CopyRight @ 1997
Santa Rosa is a big island with a great deal of excellent diving, in a number of areas. It is one of the outer islands and so it is not as heavily dove as some of the others. I guess that I would say that for me, it has the most beautiful diving of all the Channel Islands.
Map by California Parks
The island is shaped roughly like a diamond with the corners
aimed at the points of the compass. From East to West it is about
15 miles and 10 miles North to South. Each of the four sides have very
different types of diving.
To the north east is Beachers cove with sandy beaches and offshore reefs. To the south east are lush kelp beds and vast reefs. To the south west is Bee Rock and some of the most pristine beautiful diving to be found anywhere. The north east though, that's the wide open diving of Talcott Shoal. That is unique and a place where the big bugs roam.
I'll make this description progress around the island from the coves of the north east side of the island, east to the south side of the island and then north again to Talcott Shoal. It would be clockwise if you were looking down on the island.
On the North East side of the island is Beachers Cove which is about 5 miles wide and has sandy shores. The reefs offshore from the Beachers Cove are very extensive and are good enough diving, but the visibility is often limited. It's a big area though and you can never tell what you might find. There are lots of fish as well as occasional abalone, crab and lobster. You will never run out of reef there, but it's not Santa Rosa diving at its best.
Going South East from there is an area of coves on the east end, between Santa Rosa Island and Santa Cruz island. These can be very interesting. There is lots of reef, but it's not always the best diving, mostly due to currents and the poor visibility that the currents cause. Those same currents support lots of filter feeders though. Here was where I found large scallops growing amongst sandworm colonies. You could basically break the scallops off the rocks with your hands, because they had a hard time finding room to attach to the rocks well. With a bit of visibility, this is a good spot for photography and there are numerous nudibranchs.
The south east side of the island has miles of extensive reefs with thick
kelp beds. It is a great place for diving, but I never was impressed with
the hunting here. I suspect that the commercial fishers really worked the
abalone here. There were lots of fish as well, but I never saw many that
A couple miles off the southeast side of the island is a large seamount that offers beautiful diving that often has very good visibility. It is a great place for sight seeing with lots of invertebrates, but it too has rather poor hunting.

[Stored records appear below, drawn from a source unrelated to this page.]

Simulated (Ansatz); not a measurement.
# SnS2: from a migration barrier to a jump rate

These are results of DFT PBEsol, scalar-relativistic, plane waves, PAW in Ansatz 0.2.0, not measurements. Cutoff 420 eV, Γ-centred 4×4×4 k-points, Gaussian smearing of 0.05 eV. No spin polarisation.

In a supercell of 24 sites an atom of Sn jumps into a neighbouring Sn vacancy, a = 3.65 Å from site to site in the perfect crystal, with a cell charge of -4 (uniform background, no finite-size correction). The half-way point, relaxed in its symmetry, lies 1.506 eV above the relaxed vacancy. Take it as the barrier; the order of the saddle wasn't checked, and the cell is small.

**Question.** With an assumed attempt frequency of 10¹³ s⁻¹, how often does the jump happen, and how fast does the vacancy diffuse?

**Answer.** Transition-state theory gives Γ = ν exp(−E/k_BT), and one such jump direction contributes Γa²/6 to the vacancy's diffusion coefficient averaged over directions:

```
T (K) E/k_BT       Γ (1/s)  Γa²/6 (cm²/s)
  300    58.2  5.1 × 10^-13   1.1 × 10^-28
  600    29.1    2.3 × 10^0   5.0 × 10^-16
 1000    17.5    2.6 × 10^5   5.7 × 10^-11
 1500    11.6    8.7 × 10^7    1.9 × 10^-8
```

South Point is not surprisingly the southern most point of the island. It forms and protects one side of Johnson's Lee. This area is a popular dive site because of the calm waters and the abundance of red abalone there. Most are not that much over the legal 7 inch size, because the abundance of the area attracted heavy attention from the commercial abalone fishers. The area up and down from the point is a huge kelp bed with a large reef area. Much of the reef is large rocks with sand channels running between them. At the loser edges of these rocks, many of which are undercut, are numerous abalone and red urchins. There used to be far more. The area often has very good visibility and this is where the Czar found his 53 pound halibut.
As you progress around the corner, past South Point towards Bee Rock,
you get to miles of very exposed, very extensive kelp beds. The whole
area is extremely lush and is not heavily visited. Visibility tends to
be good here and there is a great deal of life to see. The extensive
reefs give cover to a great number and variety of fish. Some of them
are big fish including large calico bass, sheepheads and sometimes,
lingcod. There are lots of invertebrates and you can never tell just
what you might encounter including many nudibranchs. There are numerous
abalone as well and some lobster.
One curiosity here is that, like the west end of Santa Cruz Island, the reefs off shore are ledges that run parallel to the island and can stick up as much as 20 feet. Well, as the swell moves towards the island from the west, it can make quite a surge over these ridges. While it is not difficult diving, a diver moving up the ridge, may suddenly be grabbed by a very strong surge and whipped right over the top of the ridge. It's sorta exciting if you aren't ready for it, but not dangerous unless you fight it. Intentionally diving on these ridges can be a challenge, but is very interesting. It is also a terrain where Lingcod like to hang out in small calm spaces on the large flat rock surfaces of the ledges. Between the ledges can be big areas of broken rocks that offer cover to all kinds of life.
Then, around the corner, into the weather from the north, is Talcott
Shoal. This is a special place. It is a very large place that offers
miles and miles of fantastic diving. The average wind speed here though
is 28 knots, all year long. There is nothing to stop the winds coming
down the coast all the way from Alaska. That means that for every calm
day, there are going to be many very blustery days.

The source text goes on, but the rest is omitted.